Evals

What is a dataset?

In Harbor, a dataset is a collection of Harbor tasks. A task includes an instruction, environment, and test script. Use datasets to evaluate, train, or tune prompts.

Viewing registered benchmarks

Harbor resolves published datasets from its package registry. harbor run -d "<org>/<dataset>" uses the configured registry.

Use --registry-path or --registry-url only for legacy registry.json setups.

To list available datasets:

harbor dataset list

Running a benchmark

Windows tasks. Datasets containing tasks with [environment].os = "windows" require a Windows host with Docker Desktop in Windows container mode. If the daemon is in the wrong mode (or the task's image doesn't match), Harbor fails fast at start with a clear error. See Windows tasks.

Terminal-Bench:

harbor run -d terminal-bench/terminal-bench-2 -m "<model>" -a "<agent>"

Harbor resolves package metadata and downloads task artifacts as needed.

By default, omitted task resources use the provider's default sizing. When a task sets cpus or memory_mb, --cpus and --memory control how Harbor applies those values. See Managing Resources for enforcement policies, provider support, and override flags.

SWE-Bench Verified:

harbor run -d swe-bench/swe-bench-verified -m "<model>" -a "<agent>"

Omit the tag to use the latest dataset.

For dataset creation, sync, and publishing workflow:

Running a local dataset

Run a local dataset with:

harbor run -p "<path/to/dataset>" -m "<model>" -a "<agent>"

Analyzing results

Running the harbor run command creates a job which by default is stored in the jobs directory.
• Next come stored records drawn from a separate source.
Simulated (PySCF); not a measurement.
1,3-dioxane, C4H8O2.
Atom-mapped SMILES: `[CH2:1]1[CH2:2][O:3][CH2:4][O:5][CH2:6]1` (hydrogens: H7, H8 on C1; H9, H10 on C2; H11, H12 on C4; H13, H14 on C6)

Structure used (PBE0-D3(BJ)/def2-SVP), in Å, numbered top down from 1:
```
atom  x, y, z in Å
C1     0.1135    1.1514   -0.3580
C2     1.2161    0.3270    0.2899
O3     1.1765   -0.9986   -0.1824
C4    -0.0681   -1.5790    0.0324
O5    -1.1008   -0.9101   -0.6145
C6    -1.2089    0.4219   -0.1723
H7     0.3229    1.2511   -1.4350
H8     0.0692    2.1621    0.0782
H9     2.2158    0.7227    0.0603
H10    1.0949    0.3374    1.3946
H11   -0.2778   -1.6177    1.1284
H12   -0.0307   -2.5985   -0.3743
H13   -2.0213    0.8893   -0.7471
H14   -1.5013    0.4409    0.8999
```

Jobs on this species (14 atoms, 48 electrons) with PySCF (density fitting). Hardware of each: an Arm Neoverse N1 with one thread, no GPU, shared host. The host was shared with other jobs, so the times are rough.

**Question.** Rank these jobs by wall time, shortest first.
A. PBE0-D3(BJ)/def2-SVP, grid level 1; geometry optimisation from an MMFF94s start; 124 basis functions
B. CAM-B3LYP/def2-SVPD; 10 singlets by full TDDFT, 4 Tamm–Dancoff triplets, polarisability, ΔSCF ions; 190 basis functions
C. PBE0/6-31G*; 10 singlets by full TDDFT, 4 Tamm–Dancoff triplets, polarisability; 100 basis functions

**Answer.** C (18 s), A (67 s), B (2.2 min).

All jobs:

The file structure looks something like this:

jobs/job-name
├── config.json               # Job config
├── result.json               # Job result
├── trial-name
│   ├── config.json           # Trial config
│   ├── result.json           # Trial result
│   ├── agent                 # Agent directory, contents depend on agent implementation
│   │   ├── recording.cast
│   │   └── trajectory.json
│   └── verifier              # Verifier directory, contents depend on test.sh implementation
│       ├── ctrf.json
│       ├── reward.txt
│       ├── test-stderr.txt
│       └── test-stdout.txt
└── ...                       # More trials

Using the viewer

Harbor includes a web-based results viewer for browsing jobs, inspecting trials, and analyzing agent trajectories. To launch it, point it at your jobs directory:

harbor view jobs

This starts a local web server (default http://127.0.0.1:8080) where you can:

Browse jobs — Filter and search by agent, model, dataset, and date range.
Inspect trials — View trial results, rewards, durations, and errors for each task.
View trajectories — Step through the agent's execution including tool calls, observations, and multimodal content (text and images).
Analyze performance — See token usage breakdowns, timing metrics (environment setup, agent execution, verification), and verifier output.
Compare jobs — Select multiple jobs to view a side-by-side comparison matrix of task performance across agent/model combinations.
View artifacts — Browse files collected from the sandbox after each trial (see Artifact Collection).
Generate summaries — Use AI-powered summarization to analyze job failures.

The viewer supports keyboard navigation (j/k to move between rows, Enter to open, Esc to deselect).

Option	Description
`--port`, `-p`	Port or port range (e.g., `8080` or `8080-8089`). Default: `8080-8089`
`--host`	Host to bind the server to. Default: `127.0.0.1`
`--dev`	Run frontend in development mode with hot reloading